The Multinomial Distribution

6. The Multinomial Distribution

Multinomial Trials

A multinomial trials process is a sequence of independent, identically distributed random variables

U₁, U₂, ...,

each taking k possible values. Thus, the multinomial trials process is a simple generalization of the Bernoulli trials process (which corresponds to k = 2). For simplicity, we will denote the outcomes by the integers 1, 2, ..., k. Thus, we will denote the common density function of the trial variables by

p_i = P(U_j = i) for i = 1, 2, ..., k (and for any j).

Of course p_i > 0 for each i and p₁ + p₂ + ЗЗЗ + p_k = 1.

As with our discussion of the binomial distribution, we are interested in the variables that count the number of times each outcome occurred. Thus, let

Z_i = #{j {1, 2, ..., n}: U_j = i} for i = 1, 2, ..., k

(for simplicity, we are suppressing the dependence on n). Note that

Z₁ + Z₂ + ЗЗЗ + Z_k = n,

so if we know the values of k - 1 of the counting variables, we can find the value of the remaining counting variable. As with any counting variable, we can express Z_i as a sum of indicator variables:

$Mathematical Exercise$ 1. Show that Z_i = I_i1 + I_i2 + ЗЗЗ + I_in where I_ij = 1 if U_j = i and Z_ij = 0 otherwise.

Distributions

Basic arguments using independence and combinatorics can be used to derive the joint, marginal, and conditional densities of the counting variables. In particular, recall the definition of the multinomial coefficient

C(n; j₁, j₂, ..., j_k) = n! / (j₁! j₂! ЗЗЗ j_k!) for positive integers j₁, j₂, ..., j_k with j₁ + j₂ + ЗЗЗ + j_k= n.

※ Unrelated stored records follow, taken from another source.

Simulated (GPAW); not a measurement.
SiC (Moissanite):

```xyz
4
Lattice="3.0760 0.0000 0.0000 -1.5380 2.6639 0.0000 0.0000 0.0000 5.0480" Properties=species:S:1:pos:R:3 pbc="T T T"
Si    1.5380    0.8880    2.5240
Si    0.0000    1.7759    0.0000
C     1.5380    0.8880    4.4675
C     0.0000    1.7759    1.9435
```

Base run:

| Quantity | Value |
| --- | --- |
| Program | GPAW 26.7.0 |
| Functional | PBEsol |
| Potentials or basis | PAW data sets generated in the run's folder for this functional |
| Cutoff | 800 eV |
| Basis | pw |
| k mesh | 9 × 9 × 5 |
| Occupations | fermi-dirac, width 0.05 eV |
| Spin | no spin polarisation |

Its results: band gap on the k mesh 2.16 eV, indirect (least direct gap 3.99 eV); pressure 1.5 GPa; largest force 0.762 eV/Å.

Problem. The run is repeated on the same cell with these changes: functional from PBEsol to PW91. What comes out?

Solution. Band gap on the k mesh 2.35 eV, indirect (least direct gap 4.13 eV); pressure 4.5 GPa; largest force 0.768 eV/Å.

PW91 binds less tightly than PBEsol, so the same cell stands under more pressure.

$Mathematical Exercise$ 2. Show that for positive integers j₁, j₂, ..., j_k with j₁ + j₂ + ЗЗЗ + j_k= n,

P(Z₁ = j₁, Z₂ = j₂, ..., Z_k = j_k) = C(n; j₁, j₂, ..., j_k) p₁^j1 p₂^j2 ЗЗЗ p_k^jk.

The distribution of (Z₁, Z₂, ..., Z_k) is called the multinomial distribution with parameters n and p₁, p₂, ..., p_k.

We also say that (Z₁, Z₂, ..., Z_k-1) has this distribution (recall that the values of k - 1 of the counting variables determine the value of the remaining variable). Usually, it is clear from context which meaning of the term multinomial distribution is intended. Again, the ordinary binomial distribution corresponds to k = 2.

$Mathematical Exercise$ 3. Show that Z_i has the binomial distribution with parameters n and p_i:

P(Z_i = j) = C(n, j) p_i^{^j} (1 - p_i)^{n - j} for j = 0, 1, ..., n

The multinomial distribution is preserved when the counting variables are combined. Specifically, suppose that A₁, A₂, ..., A_m is a partition of the index set {1, 2, ..., k} into nonempty subsets. For each j, let W_j denote the sum of Z_i over i in A_j, and let q_j denote the sum of p_i over i in A_j.

$Mathematical Exercise$ 4. Show that (W₁, W₂, ..., W_m) has the multinomial distribution with parameters n and q₁, q₂, ..., q_m.

The multinomial distribution is also preserved when some of the counting variables are observed. Specifically, suppose that A, B is a partition of the index set {1, 2, ..., k} into nonempty subsets. Suppose that we observe Z_j = z_j for j in B. Let z denote the sum of z_j over j in B, and let p denote the sum of p_i over i in A.

$Mathematical Exercise$ 5. Show that the conditional distribution of Z_i, i in A given Z_j = z_j, j in B is multinomial with parameters n - z and p_i / p for i in A.

Combinations of the basic results in Exercises 5 and 6 can be used to compute any marginal or conditional distributions.

6. In the dice experiment, select the number of aces. For each die distribution, start with a single die and add dice one at a time, noting the shape of the density function. When you get to 10 dice, run the simulation with an update frequency of 10. Note the apparent convergence of the relative frequency function to the density function.

Moments

We will compute the mean, variance, covariance, and correlation of the counting variables. Results from the binomial distribution and the representation in terms of indicator variables are the main tools.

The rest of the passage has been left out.